I often run into situations where I hope pandas were 50-100x faster.
Dask can help, but introduces quite a bit of additional complexity.
I'm also looking forward to stricter data models than what pandas currently uses, in particular proper null support for all dtypes and less random type conversion.
That blog post is about how to load more data into pandas via Arrow. RAPIDS is about how to then compute on it. It's all the same people working on Arrow and GoAi. So... Yes :)
Yep! Companies in the GPU Open Analytics initiative like Conda (dask, conda), MapD, Ursa Labs (Arrow, Pandas), BlazingDB, and ourselves (Graphistry!) are making a full ecosystem of GPU analytics, similar to what happened with Hadoop for the last 10-15 years. There is little point for all of us to keep reimplementing basic things like in-GPU database scans (PyGDF), and we want fast interop for ecosystem composition / network effects (GPU take on Arrow). Members are contributing pieces we believe are / should be commodity for the GPU wave to get here faster and bigger.
The RAPIDS team has been really stepping up here -- PyGDF, and various bindings & IO helpers -- and collaborating with many of us to get them right. Another member was intending to share as the open compute core, but was insufficiently open (kept multigpu proprietary?), and had little uptake, so Nvidia stepped up with RAPIDS. The result is a more neutral solution, and already with demonstrated framework dev uptake uptake. And hopefully, more GPU compute everywhere, faster :)
Many of us are in the GoAi Slack, tho more for syncing. Most of it is per-project work -- our JS work for Arrow/GoAi is in the Graphistry Slack, PyGDF is in the GoAi one, GPU Arrow is in Arrow mailing list or GoAi Slack, MapD is in MapD, etc.
2018 has really been internally focused for pulling GPU islands into a GPU mountain. Expecting 2019 to be way more externally focused. Each milestone like this gets us closer :)
Looks interesting. The performance chart seems a bit misleading, as you can get a good 100 core CPU setup for $20k but a DX-2 costs 20 times that at $400k.
It makes me sad that CUDA is more popular than OpenCL. I would be willing to sacrifice some performance for portability, openness and avoiding vendor lock-in.

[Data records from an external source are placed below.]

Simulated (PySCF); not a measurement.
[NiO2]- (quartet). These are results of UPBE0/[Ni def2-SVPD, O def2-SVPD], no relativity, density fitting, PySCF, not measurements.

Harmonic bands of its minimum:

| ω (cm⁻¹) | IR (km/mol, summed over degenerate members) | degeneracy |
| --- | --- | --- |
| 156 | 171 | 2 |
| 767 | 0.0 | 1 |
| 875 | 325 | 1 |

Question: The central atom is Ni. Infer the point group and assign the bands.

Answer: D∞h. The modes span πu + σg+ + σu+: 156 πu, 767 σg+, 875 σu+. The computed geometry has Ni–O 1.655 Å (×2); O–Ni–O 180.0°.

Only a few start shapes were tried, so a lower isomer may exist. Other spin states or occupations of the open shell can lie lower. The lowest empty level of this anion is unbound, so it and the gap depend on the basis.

> MIOpen[1] is a step in this direction but still causes the VEGA 64 + MIOpen to be 60% of the performance of a 1080 Ti + CuDNN based on benchmarks we've conducted internally at Lambda. Let that soak in for a second: the VEGA 64 (15TFLOPS theoretical peak) is 0.6x of a 1080 Ti (11.3TFLOPS theoretical peak). MIOpen is very far behind CuDNN.
That performance penalty is a bit too steep for me. Vega64 should be 1.3x perf compared to 1080ti, but instead it is 0.6x. 50% lower performance is quite a sacrifice.
> Most people in the world can't afford 600$ Nvidia GPUs.
Ok? I'm not what your point is here - most people can't afford a $600 amd gpu either. If you can't get a $600 gpu, buy a cheaper gpu - gtx 1060 is $250 or gtx 960 is $50.
Performance costs a premium, and that is just how is is. It would be great if we lived in a world where you could buy a Titan v for $1, but in the real world valuable things cost more money, and that unfortunately means not everyone can buy them.
I don't think performance is the achilles heel of OpenCL. There are other problems that I have when working with:
The implementations ended up becoming a "write once, debug everywhere" ecosystem. Making the compiler a part of the driver meant that OpenCL kernels that worked on platform A wouldn't even compile on platform B. SPIR-V should have been part of OpenCL from version 1.0.
Profiling OpenCL kernels is a stumbling block too - IMHO, you shouldn't ship a toolkit without a profiler and claim it's intended for HPC.
IEE 754 compliance should also have been part of 1.0 and not an afterthought. Without it, it's harder to verify that your kernel works correctly, since it's permitted to deliver different results than a C reference implementation.
With CUDA, at least you're guaranteed* that your code that runs on your CUDA equipped machine, also runs on any other machine that supports CUDA - regardless of OS, regardless of GPU. With OpenCL, not so much.
* Within the same restrictions as CPU code - instruction set, RAM and compiler bugs.
I never cared to play around OpenCL, because they were stuck with C only mentality, plus the stone age idea from GLSL that I should somehow read text files, compile and link them programmatically, and a pat on the back for debugging.
CUDA right from the start supported C, C++, Fortran, with a bytecode format for other compiler backends, and a nice debugging experience.
Obvious which one would gain the hearts of developers that have moved beyond C.
It took Khronos up to OpenCL 2.0 to fix this, by then it was too late.
Even on mobile devices, Google created their own C99 dialect (Renderscript) instead of adopting OpenCL.
Love the implication that "any GPU" means it works on expensive Nvidia chips and also slightly less expensive Nvidia chips.